# RAG Pipeline
This file splits and stores each document into vector embeddings.

In [15]:

# import packages
from dotenv import load_dotenv
import os
from langchain.text_splitter import RecursiveCharacterTextSplitter
from langchain.vectorstores import FAISS
from langchain_cohere import CohereEmbeddings
from langchain_community.document_loaders import JSONLoader
from langchain.schema import Document

In [16]:
# Path parameters and environment variables
cwd = os.getcwd()
env_path = os.path.join(os.path.dirname(cwd), '.env')
load_dotenv(dotenv_path=env_path)

# Modify the path parameters as needed
text_docs = []


## Part 1: Loading Documents

In [17]:
def load_split_doc(path, separators, chunk_size, chunk_overlap):
    # Load the organized textbook data
    with open(path, "r", encoding="utf-8") as file:
        extracted_text = file.read()   
    # Create a RecursiveCharacterTextSplitter object to split the text into chunks
    text_splitter = RecursiveCharacterTextSplitter(
        separators=separators,
        chunk_size=chunk_size,       # Maximum number of characters in each chunk
        chunk_overlap=chunk_overlap,     # Number of characters that overlap between consecutive chunks
        length_function=len,    # Function to measure the length of chunks
    )
    docs = text_splitter.create_documents([extracted_text])
    text_docs.extend(docs)
    return docs

def load_doc(path):
    with open(path, "r", encoding="utf-8") as file:
        extracted_text = file.read()
    doc = Document(page_content=extracted_text)
    text_docs.append(doc)
    
def load_doc_dir(dir_path, metadata=None):
    documents = []
    # Loop through each chapter file (1 to 10)
    for filename in os.listdir(dir_path):
        with open(os.path.join(dir_path, filename), "r", encoding="utf-8") as file:
            extracted_text = file.read()
        doc = Document(page_content=extracted_text, metadata=metadata)
        documents.append(doc)
    text_docs.extend(documents)
    return documents

def load_json(path):
    loader = JSONLoader(file_path=path, jq_schema=".", text_content=False)
    data = loader.load()
    # Append loaded documents to the list
    text_docs.extend(data)
    return data
    
def load_json_dir(dir_path):
    documents = []
    # Loop through each chapter file (1 to 10)
    for filename in os.listdir(dir_path):
        # Load each JSON file
        loader = JSONLoader(file_path=os.path.join(dir_path, filename), jq_schema=".", text_content=False)
        data = loader.load()
        # Append loaded documents to the list
        documents.extend(data)

    text_docs.extend(documents)
    return documents


In [18]:
# Load the organized textbook data
separators = ['#','##','###']
chunk_size = 1000
chunk_overlap = 0 # we are splitting by tags so there shouldn't be tokens that got cut
textbook_extracted_path = os.path.join(cwd,'..', 'data_processing', 'processed_data','kang_math_textbook_edited.md')
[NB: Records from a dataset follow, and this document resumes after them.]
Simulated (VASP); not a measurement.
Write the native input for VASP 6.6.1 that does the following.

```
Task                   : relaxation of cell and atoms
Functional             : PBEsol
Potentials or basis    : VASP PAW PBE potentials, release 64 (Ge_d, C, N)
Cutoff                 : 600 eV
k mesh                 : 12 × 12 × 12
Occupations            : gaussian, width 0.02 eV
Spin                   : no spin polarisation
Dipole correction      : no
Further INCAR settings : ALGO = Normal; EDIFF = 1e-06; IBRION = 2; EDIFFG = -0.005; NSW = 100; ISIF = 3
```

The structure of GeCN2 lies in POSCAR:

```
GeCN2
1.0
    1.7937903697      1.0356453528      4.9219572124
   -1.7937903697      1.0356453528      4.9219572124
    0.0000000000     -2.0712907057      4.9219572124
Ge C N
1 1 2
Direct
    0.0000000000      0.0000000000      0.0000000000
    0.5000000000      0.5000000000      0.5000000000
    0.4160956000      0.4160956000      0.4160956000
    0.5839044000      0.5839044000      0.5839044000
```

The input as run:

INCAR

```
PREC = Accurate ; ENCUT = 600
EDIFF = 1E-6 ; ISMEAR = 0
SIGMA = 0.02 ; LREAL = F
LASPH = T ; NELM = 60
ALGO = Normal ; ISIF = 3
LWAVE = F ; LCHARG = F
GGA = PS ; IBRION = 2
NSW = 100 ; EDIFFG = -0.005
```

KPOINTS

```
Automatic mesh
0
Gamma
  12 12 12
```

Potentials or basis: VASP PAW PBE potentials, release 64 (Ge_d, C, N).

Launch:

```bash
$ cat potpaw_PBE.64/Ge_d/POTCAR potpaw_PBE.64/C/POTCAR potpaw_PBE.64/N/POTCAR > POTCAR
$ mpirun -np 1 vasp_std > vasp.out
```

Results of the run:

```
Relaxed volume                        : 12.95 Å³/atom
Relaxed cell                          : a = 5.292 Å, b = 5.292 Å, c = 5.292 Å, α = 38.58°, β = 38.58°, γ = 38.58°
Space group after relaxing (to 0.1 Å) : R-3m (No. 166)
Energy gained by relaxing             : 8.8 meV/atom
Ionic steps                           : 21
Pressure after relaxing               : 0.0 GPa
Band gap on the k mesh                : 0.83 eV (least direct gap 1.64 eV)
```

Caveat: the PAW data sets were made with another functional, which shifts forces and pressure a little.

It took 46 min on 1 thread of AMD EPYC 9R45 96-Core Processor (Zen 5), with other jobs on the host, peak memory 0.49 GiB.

# load_split_doc(textbook_extracted_path, separators, chunk_size, chunk_overlap);

In [19]:
# Load json course plan
dir_path = os.path.join(cwd,'..', 'data_processing', 'processed_data','course_plan')

load_json_dir(dir_path);

In [20]:
# Load video file
video_file_path = os.path.join(cwd,'..', 'data_processing', 'processed_data','videos')

metadata = {
    "type" : "video",
    "tags" : ["video",  "教學影片", "影片", "短片", "clips", "media", "learning_resource", "multimedia"]
}
load_doc_dir(video_file_path, metadata);

In [21]:
# Write all chunks into files to see if they are semantically separated
new_directory = os.path.join(cwd, 'chunks')
os.makedirs(new_directory, exist_ok=True)
for i, text in enumerate(text_docs):
    file_path = os.path.join(new_directory, f'chunk{i}.md')
    with open(file_path, 'w', encoding='utf-8') as file:
        file.write(text.page_content)

## Part 2: Convert Text Chunks into Embeddings

In [22]:
COHERE_KEY = os.getenv("COHERE_KEY")
vector_path = os.path.join(cwd, 'vector-stores', 'vid_and_json_vs')

embeddings = CohereEmbeddings(cohere_api_key=COHERE_KEY, model="embed-multilingual-v3.0")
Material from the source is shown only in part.